Petro.ai and Spotfire:  Cloud Tech Differentiators
Passion for Change

Petro.ai and Spotfire: Cloud Tech Differentiators

Rosemary Jackson  •  

Spotfire: Author driven high maintenance dashboards that keep the author and IT busy, work can be done in a cloud option but mostly for delivering a dashboard 

Petro.ai: Single tenant, full cloud, can be peered, no demands on IT, scalable, reproducible by every user because there’s no author

There is a human factor to Industry 4.0. The Fourth Technological Revolution is already here in platforms like Petro.ai that enhance human capabilities and are powered by the cloud. Petro.ai takes the burden of Spotfire authorship off the engineer giving you state-of-the-art dashboards and apps that any user can reproduce. There’s no data to connect; it’s all been loaded and verified. Your full stack is in the cloud. 

“Cloud based is so important, it’s scalable, it’s elegant, it’s connected in with security,” Troy Ruths, CEO of Petro.ai urges, “We can set up large tests on the system and make sure it works well. That’s why there’s been a big push toward the cloud.” Forbes echoes this recommendation, “choosing to transition to cloud-hosted infrastructure and applications is one of the most important and impactful business decisions you will make.”

Spotfire does have a cloud option. But when you’re thinking about moving to the cloud, you need to do your research. There’s more than just doing your job in the cloud. Let’s look at the differentiators.

1. The Bottleneck of Authors

In Spotfire, authors build the dashboards and are responsible for updates. A consumer uses the dashboard. Typically, a consumer doesn’t know all of the deep features in the tool. They might not even understand marking or filtering or visualizations or drill downs.

Ruths explains, “Petro.ai gives you the ability to have your full stack in the cloud. You don’t need authors. A big bottleneck in the Spotfire process is authors. Authors make the dashboard, set up the calculation. It leads to fast analytics, but not analytics that can stick around.”

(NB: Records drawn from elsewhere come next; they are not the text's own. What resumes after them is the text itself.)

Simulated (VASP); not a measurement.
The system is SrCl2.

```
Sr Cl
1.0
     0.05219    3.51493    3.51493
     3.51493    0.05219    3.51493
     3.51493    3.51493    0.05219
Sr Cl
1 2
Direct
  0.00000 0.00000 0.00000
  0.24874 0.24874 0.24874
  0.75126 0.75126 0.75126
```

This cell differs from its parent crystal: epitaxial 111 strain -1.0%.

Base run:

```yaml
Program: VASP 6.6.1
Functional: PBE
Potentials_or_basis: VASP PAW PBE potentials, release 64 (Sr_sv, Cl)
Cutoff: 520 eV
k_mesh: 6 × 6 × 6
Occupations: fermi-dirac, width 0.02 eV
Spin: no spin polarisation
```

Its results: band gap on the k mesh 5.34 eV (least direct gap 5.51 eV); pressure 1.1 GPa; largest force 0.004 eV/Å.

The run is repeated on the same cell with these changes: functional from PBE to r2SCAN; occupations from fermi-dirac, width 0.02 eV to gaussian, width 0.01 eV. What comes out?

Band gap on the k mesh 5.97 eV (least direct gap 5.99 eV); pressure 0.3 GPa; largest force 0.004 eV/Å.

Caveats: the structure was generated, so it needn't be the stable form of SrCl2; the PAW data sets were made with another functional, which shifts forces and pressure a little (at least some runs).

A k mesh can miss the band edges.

“It’s the question of having evergreen analytics,” Kyle LaMotta, VP of Analytics adds. “Someone builds a really complex Spotfire dashboard that’s very valuable but as soon as something breaks or needs updating or the data model changes then there’s only one person who knows how to rewire it. If that person leaves or they have other responsibilities, then the dashboard dies out.”

“When we originally started out, we were trying to make tools for authors,” Ruths talks about the early years, “We said, let’s empower this amazing group of people who are authoring all these analytics and sharing it with the organization. What we found in oil and gas is, it’s a pretty small group. And if anything, authors are leaving oil and gas because they can get good jobs in other domains. They can go somewhere where it’s their real job and not just a side responsibility.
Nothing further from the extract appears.